Disruption and Organizational Structure

An organization's behavior is necessarily emergent to some degree, because the organization is made up of many small actors. The decisions those actors make are based on the facts and biases present in the location, and in the moment, they are made. The only way an organization's overall behavior can be coherent or constructive toward some ends, is to facilitate it by the organization's structure. That means things like: the availability of information to local actors, the incentives they face when making decisions, the resources at their disposal, and their latitude for action - _i.e._ the set of parameters that define each actor's sphere of authority/influence, both formal and informal.

Superficially there might seem to be a tension here - the best organizations are those that facilitate high-quality local decision-making; but to make that local decision-making add up to desirable outcomes for the whole organization, the organizational structure needs to be _designed_ to facilitate it.

Too much top-down structure places pressure on local decision-making, which constrains the decisions that can be made - this ends up choking off learning and information-gathering in an organization. But too little or too weak a structure leads to loose connections among the various actors and groups of actors in an organization.

The structure of an organization must be matched to its purpose. Designing that structure requires insight and strategic thinking. It is as important as choosing the right technology or product strategy, or the right market to enter. In any given organization, opinions can differ as to which structure is appropriate or best. It's one of the dimensions along which companies compete - not just features and pricing, but the processes by which they decide on features and pricing.

This leads to an interesting insight: just as competitors can end up looking a lot like one another on features/pricing, so can they in terms of structure. A market made up of firms offering manifestly similar products is often considered stagnant, and thus a potential opportunity for disruption. I think the same is true when those firms have very similar structures - they probably all have similar biases, blindspots, and weaknesses - thus there's likely to be unexplored avenues for them to improve or be disrupted.

In fact, I believe that a market filled with firms that all offer more or less the same product, is likely to be one where the firms have all settled into more or less the same organizational structure.

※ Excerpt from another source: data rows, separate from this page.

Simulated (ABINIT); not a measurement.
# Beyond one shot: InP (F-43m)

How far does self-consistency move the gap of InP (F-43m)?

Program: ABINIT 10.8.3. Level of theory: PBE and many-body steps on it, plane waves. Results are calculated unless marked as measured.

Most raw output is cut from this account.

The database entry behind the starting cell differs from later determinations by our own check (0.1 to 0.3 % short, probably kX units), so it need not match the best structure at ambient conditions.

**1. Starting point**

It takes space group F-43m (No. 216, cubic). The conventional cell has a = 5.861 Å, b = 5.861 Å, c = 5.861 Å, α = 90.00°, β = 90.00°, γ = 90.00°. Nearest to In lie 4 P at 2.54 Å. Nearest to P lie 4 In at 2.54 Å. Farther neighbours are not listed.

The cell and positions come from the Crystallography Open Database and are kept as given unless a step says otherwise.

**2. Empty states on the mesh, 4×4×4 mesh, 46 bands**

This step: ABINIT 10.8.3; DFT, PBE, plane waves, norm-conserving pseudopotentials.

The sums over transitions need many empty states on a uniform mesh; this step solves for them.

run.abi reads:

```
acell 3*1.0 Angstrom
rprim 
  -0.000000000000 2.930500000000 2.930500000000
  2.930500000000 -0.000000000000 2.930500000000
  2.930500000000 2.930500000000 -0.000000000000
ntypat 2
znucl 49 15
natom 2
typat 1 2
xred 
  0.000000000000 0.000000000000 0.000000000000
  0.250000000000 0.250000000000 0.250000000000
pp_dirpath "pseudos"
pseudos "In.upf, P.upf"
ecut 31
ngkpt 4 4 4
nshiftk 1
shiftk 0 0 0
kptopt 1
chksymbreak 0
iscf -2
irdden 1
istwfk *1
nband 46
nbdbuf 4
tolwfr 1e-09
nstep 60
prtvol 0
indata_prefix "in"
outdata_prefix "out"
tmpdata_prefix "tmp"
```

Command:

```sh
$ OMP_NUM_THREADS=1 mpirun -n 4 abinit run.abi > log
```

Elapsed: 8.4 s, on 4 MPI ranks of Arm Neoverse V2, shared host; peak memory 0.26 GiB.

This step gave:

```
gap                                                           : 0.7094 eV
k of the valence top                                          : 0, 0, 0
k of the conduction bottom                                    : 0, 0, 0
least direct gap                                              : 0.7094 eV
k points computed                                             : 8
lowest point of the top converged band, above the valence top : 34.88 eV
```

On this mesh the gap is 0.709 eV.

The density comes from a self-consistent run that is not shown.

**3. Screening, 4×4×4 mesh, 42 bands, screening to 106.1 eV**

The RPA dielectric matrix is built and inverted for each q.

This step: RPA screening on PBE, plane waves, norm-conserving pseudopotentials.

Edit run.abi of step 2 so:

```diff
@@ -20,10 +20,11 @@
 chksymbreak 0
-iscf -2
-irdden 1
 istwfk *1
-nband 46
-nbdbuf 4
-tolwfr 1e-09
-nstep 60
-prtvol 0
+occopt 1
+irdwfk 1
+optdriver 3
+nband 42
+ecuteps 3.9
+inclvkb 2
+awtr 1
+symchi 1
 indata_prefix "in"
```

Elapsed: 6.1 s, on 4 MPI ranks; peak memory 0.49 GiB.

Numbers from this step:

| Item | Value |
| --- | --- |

If the competitors in a given industry all have the same structure, then they all have the same weaknesses (they may be good at competing with one another at the current margin, but not necessarily at exploiting all possible avenues for creating value). You can innovate in this industry in two ways:

1. Deep knowledge/insight - discover one of those possible avenues for creating value, and exploit it. This is the usual approach to 'disruption'.

2. Recognize that these firms behave this way because of their common structure, and reform or modify the structure to give other parts of the firm more influence, or different incentives. This risks disrupting the current cash cow, but it can also allow the org to discover and exploit a new avenue for creating value, which its competitors almost certainly have not foreseen.